Visibility on the road is far more a matter of lane positioning and far less a matter of color under most road/weather conditions.
The proposed reflective vest bill (HB 1937) solves no problem that exists on Missouri’s state highways. Bicyclists are not suffering deaths or injuries comparable to people in cars.
Perhaps we ought to require all cars to be painted day-glo and use headlights whenever the motor is running. And perhaps car drivers ought to honk at each curve and hill. Oh, and stiff fines (percentage of annual salary) for breaking traffic regulations. How about tax incentives for not driving? Why does no safety-conscious legislator suggest any of this?
(Literacy alert: That’s a (snarky) rhetorical question.)

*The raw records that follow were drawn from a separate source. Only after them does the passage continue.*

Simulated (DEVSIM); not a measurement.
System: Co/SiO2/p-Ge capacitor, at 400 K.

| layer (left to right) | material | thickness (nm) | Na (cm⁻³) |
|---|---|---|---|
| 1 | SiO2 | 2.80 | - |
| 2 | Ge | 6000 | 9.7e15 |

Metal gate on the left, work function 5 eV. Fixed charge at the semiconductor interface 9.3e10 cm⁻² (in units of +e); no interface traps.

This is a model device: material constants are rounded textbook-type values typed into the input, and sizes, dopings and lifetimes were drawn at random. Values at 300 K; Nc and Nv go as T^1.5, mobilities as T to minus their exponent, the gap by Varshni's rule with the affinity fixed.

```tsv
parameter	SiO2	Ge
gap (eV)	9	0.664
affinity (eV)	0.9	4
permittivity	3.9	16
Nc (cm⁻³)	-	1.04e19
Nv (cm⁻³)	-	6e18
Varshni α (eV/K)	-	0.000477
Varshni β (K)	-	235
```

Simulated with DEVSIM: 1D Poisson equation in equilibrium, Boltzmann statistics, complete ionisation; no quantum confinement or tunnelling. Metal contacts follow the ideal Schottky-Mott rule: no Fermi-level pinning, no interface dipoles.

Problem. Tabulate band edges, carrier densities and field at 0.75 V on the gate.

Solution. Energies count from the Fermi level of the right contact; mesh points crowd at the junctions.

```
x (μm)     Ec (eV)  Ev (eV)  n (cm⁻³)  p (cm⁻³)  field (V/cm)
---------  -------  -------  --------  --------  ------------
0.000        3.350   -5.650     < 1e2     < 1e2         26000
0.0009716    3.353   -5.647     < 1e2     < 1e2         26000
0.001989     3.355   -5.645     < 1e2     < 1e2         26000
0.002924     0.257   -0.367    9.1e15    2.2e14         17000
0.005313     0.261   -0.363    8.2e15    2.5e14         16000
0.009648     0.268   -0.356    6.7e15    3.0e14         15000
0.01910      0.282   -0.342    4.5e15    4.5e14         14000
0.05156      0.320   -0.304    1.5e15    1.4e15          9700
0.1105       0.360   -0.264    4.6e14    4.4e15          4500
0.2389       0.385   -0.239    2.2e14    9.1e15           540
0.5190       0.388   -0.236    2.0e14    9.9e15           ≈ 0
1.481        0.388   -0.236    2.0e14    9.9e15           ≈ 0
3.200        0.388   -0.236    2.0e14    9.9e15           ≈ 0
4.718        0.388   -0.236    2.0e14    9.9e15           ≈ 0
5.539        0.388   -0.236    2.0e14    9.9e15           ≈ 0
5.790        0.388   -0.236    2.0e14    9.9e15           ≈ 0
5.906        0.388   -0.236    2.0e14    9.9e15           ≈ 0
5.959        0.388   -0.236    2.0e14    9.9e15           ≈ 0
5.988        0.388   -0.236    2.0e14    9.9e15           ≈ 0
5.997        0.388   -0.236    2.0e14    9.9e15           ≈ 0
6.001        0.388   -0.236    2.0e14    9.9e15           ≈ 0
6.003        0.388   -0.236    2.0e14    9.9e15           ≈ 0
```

Here’s a video I made yesterday that illustrates the power of lane position. I had not intended to use this video in this particular post — it’s a Sunday afternoon ride, so traffic is not heavy. But you’ll get the idea. The roads involved are Seminole and Fremont. The travel lane widths in most areas are not sharable (< 14 feet). Two things to note: 1) My position throughout this video is in the middle of the right tire track to the middle of the road. At no time am I closer to the road edge than 4 feet, and 2) You’ll see a motorcyclist buzz me (2:45). He is being an asshole (note that there was no on-coming traffic). I did not feel unsafe because he saw me; he did it on purpose. A driver who sees you is unlikely to hit you — even if they are being a jerk.